5. What are your writing plans for the future?
The Reacher series is my main focus at the moment, but I’m also hoping to do more with my Dark Waters fantasy stories. Ideally one day I’d like to write a kids’ book for my son, but with my current schedule he probably won’t get it until his twenties.
6. What makes you happiest in the writing process?
Each stage of writing has its own merits. I think when I’m undertaken a stage, be it first draft, fourth draft, editorial, it’s all pretty awful and I want to throw in the towel. But when I look back there are two drafts I really love; the first is second draft when I’ve got most of the story together and I can work on imagery and content, the other is the editorial stage, just because I love going through the text line by line (as you have probably guessed I don’t get out much).
7. What do people usually say about your writing?

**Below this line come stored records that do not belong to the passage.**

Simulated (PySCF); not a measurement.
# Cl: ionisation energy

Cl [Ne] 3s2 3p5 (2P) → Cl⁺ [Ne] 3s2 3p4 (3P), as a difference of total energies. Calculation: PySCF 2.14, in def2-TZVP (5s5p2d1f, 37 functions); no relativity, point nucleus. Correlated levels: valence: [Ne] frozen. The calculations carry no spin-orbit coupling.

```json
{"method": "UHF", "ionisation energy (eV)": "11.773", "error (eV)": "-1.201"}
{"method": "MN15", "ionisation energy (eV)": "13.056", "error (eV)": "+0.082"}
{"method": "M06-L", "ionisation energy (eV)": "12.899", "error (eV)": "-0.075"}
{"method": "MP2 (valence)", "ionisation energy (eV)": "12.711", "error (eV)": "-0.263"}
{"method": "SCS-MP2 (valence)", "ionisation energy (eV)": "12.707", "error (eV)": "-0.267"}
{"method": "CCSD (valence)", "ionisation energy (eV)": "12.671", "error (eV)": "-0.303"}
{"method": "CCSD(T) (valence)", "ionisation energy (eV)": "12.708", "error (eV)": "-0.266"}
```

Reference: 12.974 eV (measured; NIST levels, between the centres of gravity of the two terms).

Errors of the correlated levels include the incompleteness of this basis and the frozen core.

The one thing everyone feeds back to me is my characters. I’m a character writer and if the characters don’t work the book falls apart. Particular in the Reacher series readers have favourites of the main four characters, which always amuses me. I hear a lot of “I’m a John fan” or “I’m more of a Charlie girl.” I love getting feedback like this and hearing what readers want for the future. Unfortunately the series is almost entirely planned out, so in many cases I know the readers won’t get what they want – but they’ll be surprised and hopefully delighted anyway.
8. If you didn’t write, would you try any other arts or crafts?
There is a part of me that likes to think I’m incredibly arty. I’m not. I can’t sing, dance, play, draw. The only thing I can do is graphics on a computer, which I have cobbled together for book promotions. Probably if I wasn’t writing books I’d be decorating them instead.
9. What was your favourite book when you were younger or a child? Why?
My all time favourite book as a kid was Pride and Prejudice. I read it in school. Then read it. And read it. And re-read it. And have several copies in case one goes missing. And why do I love it? Well as a teenager I was really taken with Elizabeth Bennet, who despite being of the weaker sex, was strong and determined and very witty. The connection between her and Darcy was electric and clever. I always felt they were on an equal playing field, because if they weren’t they wouldn’t be interested in each other.
10. Do you have any special promos, charity releases, appearances or book releases you’d like to tell us about?
I’ve got a few appearances this year. I’ll be attending the author signing event in Manchester in mid August. There’s Darker Side of Fiction event in Peterborough in October. Then in 2018 I’ll be heading off to the Titanic centre in Belfast for an amazing book event. Hopefully I’ll manage some events in Wales and hey, if anyone wants to invite me further afield I’m always happy to oblige.
However long it took the greeting was always the same. Border watch stopped each car, surveying it with suspicion before checking the passes of the passengers. Babies to pensioners were inspected, their ID’s scanned and, if the border patrol took offence, they’d even strip search travellers in the street.
Rachel rapped her knuckles on the passenger seat as the car ahead of them started to move forward. This was closer than she had ever dared go to the border. There were stories about guards having scanners that picked up Reachers, even if that was a lie it still left her fake ID and the boot full of weapons to worry about. The urge to use her powers was overwhelming, but Charlie insisted they get through legitimately – well as legitimately as fake ID’s and a car full of weapons would allow.
She glanced at John as he drove forward. He was focused, but unconcerned with the task at hand. The brothers were used to crossing the border. They’d seen what it was like on the other side. She hadn’t even seen through the gates. The world she was used to was the one they were parked in – dirty, decaying, depressing. What could be hiding behind that concrete wall? How good was it on the other side?
It was their turn. Rachel followed John and Charlie’s lead, placing their hands on the dashboard and the front seat. Three border police circled their car. One ducked down to see underneath and, satisfied, they gestured that John slowly open the window.
“Passes,” the man ordered, shuffling his rifle back onto his shoulder.
Rachel handed the three fake passes to John, her heart racing. John handed them to one watchman to process, while another began his interrogation.
“Is this your first visit to London?”